When news broke earlier in the year that drummer Chris Hakius had left Om I feared for the life of the mighty mantric metallers. Hakius and bassist/vocalist Al Cisneros had been friends & collaborators of some twenty years, playing in Sabbathian stoner-rock legends Sleep together before reconvening in 2004 for Om, and I couldn’t see how the band would survive the end of such a longstanding & close-knit connection. But Grandmaster Cisneros (he teaches chess when he is not captain of the shrine effulgent Om windship) quickly announced the continuation of the Om journey, and tonight he performs with new drummer Emil Amos (of Grails and Holy Sons).

The first thing that strikes me is just how good a bass-player Cisneros is – his fingers glide effortlessly over his Rickenbacker’s neck, the dextrous display somewhat incongruous with the bludgeoning vibrations that emenate from the speaker stacks. Early on, as I stand close to the stage, it feels as those vibrations will resonate inside my head to such an extent that it’ll explode, but I soon tune into the pre-dawn mantras, focusing only on the new rites of a Vedic sun to attend the blue horizon… The low-end barrage, cyclical rhythms, songs that seem to slow time, riffs fashioned from dark matter and chanted mysticisms (Julian Cope once called Cisneros’s lyrics “the kind of accessible pseudo-religious genius that started genuine religions”) all make for a meditative experience, albeit at arsequake volume – even if (to the uninitiated) the songs all sound the same. That Om plough the same groove is not something Cisneros denies: he talks of the music as being a singular continuous expression, with Om as merely the vessel that occasionally tunes into this one theme to make it tangible in our world (the 2004 debut album is aptly titled “Variations On A Theme”).
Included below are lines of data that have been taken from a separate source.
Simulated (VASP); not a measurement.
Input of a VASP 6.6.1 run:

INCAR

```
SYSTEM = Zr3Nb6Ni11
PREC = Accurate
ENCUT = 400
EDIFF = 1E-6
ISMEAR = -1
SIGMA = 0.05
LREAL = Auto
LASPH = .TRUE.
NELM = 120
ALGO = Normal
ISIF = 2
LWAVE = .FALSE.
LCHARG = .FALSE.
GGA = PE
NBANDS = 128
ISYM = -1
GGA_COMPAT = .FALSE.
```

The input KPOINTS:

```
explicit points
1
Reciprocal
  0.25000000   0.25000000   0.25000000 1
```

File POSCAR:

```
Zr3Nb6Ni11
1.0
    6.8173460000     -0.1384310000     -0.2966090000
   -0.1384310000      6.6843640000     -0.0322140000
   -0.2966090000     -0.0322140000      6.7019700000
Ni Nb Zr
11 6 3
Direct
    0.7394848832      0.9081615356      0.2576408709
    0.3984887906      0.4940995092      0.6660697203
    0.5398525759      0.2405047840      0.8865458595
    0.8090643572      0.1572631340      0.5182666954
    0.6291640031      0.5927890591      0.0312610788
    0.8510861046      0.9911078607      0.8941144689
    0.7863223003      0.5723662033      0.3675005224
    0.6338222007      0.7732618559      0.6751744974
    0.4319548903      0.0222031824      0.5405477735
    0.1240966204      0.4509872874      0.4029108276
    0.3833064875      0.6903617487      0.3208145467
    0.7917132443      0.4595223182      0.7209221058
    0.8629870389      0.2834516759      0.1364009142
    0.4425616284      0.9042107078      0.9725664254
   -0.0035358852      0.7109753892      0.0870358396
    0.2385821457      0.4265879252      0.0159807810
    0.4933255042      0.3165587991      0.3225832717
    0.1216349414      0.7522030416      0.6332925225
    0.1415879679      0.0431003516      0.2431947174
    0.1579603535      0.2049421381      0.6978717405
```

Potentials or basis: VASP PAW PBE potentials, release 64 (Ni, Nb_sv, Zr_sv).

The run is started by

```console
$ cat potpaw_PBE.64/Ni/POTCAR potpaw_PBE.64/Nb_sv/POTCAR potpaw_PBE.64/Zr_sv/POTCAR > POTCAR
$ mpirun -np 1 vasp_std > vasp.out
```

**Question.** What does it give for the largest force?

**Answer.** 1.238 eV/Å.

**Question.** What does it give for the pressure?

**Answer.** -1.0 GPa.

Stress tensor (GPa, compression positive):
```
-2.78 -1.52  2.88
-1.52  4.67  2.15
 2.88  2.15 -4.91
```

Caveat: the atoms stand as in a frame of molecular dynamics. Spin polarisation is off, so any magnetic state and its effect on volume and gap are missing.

Om, ATP stage, Primavera Sound, 30-May-2008

Second song is “To The Shrinebuilder”, arguably Om’s most propulsive song to date, Amos adding even more weight to it with his hard-hitting percussion (you can download a live version of this song, recorded in Canada in 2006, from Holy Mountain here). Amos definitely brings a new dimension to the Om sound, his dynamic drumming is expressive and powerful, so it will be interesting to see how this translates to future Om recordings. They close with the epic “At Giza”, many fans’ favourite of Om’s thematic variations, the crowd going wild for the breakdown in the middle where Cisneros’s bass note hangs in the air before the song slowly builds again into a glacially heavy groove, the coming of the sun and that blue horizon a couple of hours away yet…

 

Setlist: Om @ Primavera Sound 2008, Barcelona (30 May 2008)
Bhima’s Theme
To The Shrinebuilder
Kapila’s Theme
At Giza
(well this is what I think it was… it was late & muchos Estrella later, so any corrections welcome…)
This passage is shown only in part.